Losing My Religion: The New Bill of Rights for Technology Learners

Myra Travin
Myra Travin

Educational Futurist and Learning Innovator

History is always teaching us. Imagine the walk up to the solid imposing doors of the Catholic Church where Martin Luther brought his flimsy piece of paper that began the Reformation. And a hammer. And a nail. The weight of hundreds of years of tradition and dogma had to have weighed on his mind as he made his modest stand – a piece of paper against the most powerful forces in the world. Literally, a piece of paper versus God.

Sometimes an individual can do great things, solve great problems and disrupt armies. Such was a wooden horse rolled into a square. So was Luther’s water and paste, fashioned into a square. Squares are always disrupted, their certainty is no match for the plasticity of new thought.

Technology keeps changing, but something about the human spirit stays the same. The spirit in all of us to learn and stretch beyond our boundaries, to see things anew will always be our hallmark and oddly, our challenge to new learning technologies.

The US Constitution has enshrined in it the Bill of Rights for all its citizens and I think learners should have the same affordances, especially when we consider that in the equation of learning and technology it is often technology that is given the most weight and attention. It’s like we all think that learning is the easy part and technology is the difficult part – the one that deserves our respect and admiration. Yes, cool is cool. I love cool stuff. I love cool technology that works for learners. But, I think we must realize that technology is finite, a possible solution to a problem or problems. But learners are an every deepening and widening mystery. One that some UX designers like to skip gaily over on their way to the perfect design – the “what that thing does now”. Can’t you see we are working here??

If you have read my writing in the past you know I continue to say: that is one dangerous perspective.

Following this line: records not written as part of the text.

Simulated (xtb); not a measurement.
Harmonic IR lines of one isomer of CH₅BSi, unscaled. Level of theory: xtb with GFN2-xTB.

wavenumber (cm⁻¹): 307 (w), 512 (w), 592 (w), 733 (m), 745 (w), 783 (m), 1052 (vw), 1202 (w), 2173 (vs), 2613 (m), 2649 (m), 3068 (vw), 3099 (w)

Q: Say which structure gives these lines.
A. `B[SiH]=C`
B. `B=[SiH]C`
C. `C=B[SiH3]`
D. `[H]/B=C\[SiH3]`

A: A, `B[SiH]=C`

So what unalienable rights should learners have in this new age? Wait, let me get my hammer.

A Bill of Rights for Learners

  1. Learners have the right to be treated as unique. You are your own algorithm. In all the time past stretching into an endless future: no one learns exactly like you. You learn in a unique way, and it should be respected.
  2. Learners have the right not come secondary to the needs of others. The needs of the organization, HR group, Professors, Budget and Constraints should not be more important than the learner. For, after all the whole idea is to serve the learner! And, if they get lost in the shuffle: what was the point of that whole exercise?
  3. Learners have the right to a robust and innovative learning environment. Learners should not be expected to swallow down boring eLearning pabulum, new mobile strategies which give you access without strategy,
  4. Learners have the right not to be tested on competencies they are not prepared for by the learning environment. Testing, based on a system that the designer likes, but has no actual instructional design of cogent assessment and evaluation is cruel and unusual punishment. It’s like they want to hit learners with the smart stick and hope they can override the brain’s capacity. Learners are not miraculously changed by a bad learning design.
  5. Learners have the right to information currency. Curriculum, tools and resources should change as often as necessary to meet the needs of learners. Asking too much? Well, they will just go around your formal systems into informal networks as they currently are now doing. If an organization does not understand this, it shouldn’t come as a surprise if your design is not useful and your job becomes less and less valuable.
  6. Learners have the right to make relationships to expert sources to help them make decisions. Expert sources should be available at the point of need 24 hours a day. And, not just the individual instructor who answers questions, but the network should fan out globally to assist the learner to mitigate time, distance and access. Just like the Internet. A series of tubes, I hear.
  7. Learners have the right to control all learning environments. They do this now and will continue to do this. They do not need and should not ask for the permission from anyone either inside or outside an organization to learn. If you are controlling the flow of information and resources, you have already lost the whole point.
  8. Learners should control their own process. Learners have the right to not follow anyone else’s path than their own through content. Learning is a human sacred and personal right, and it is the key to survival.

In learning, just like any other social movement, a single learner banded together with others will change the world. A single piece of paper, a single digital list of comingled bits will be the start of a revolution. One might see it as a foolish demand from an individual. Or the start of a new reformation.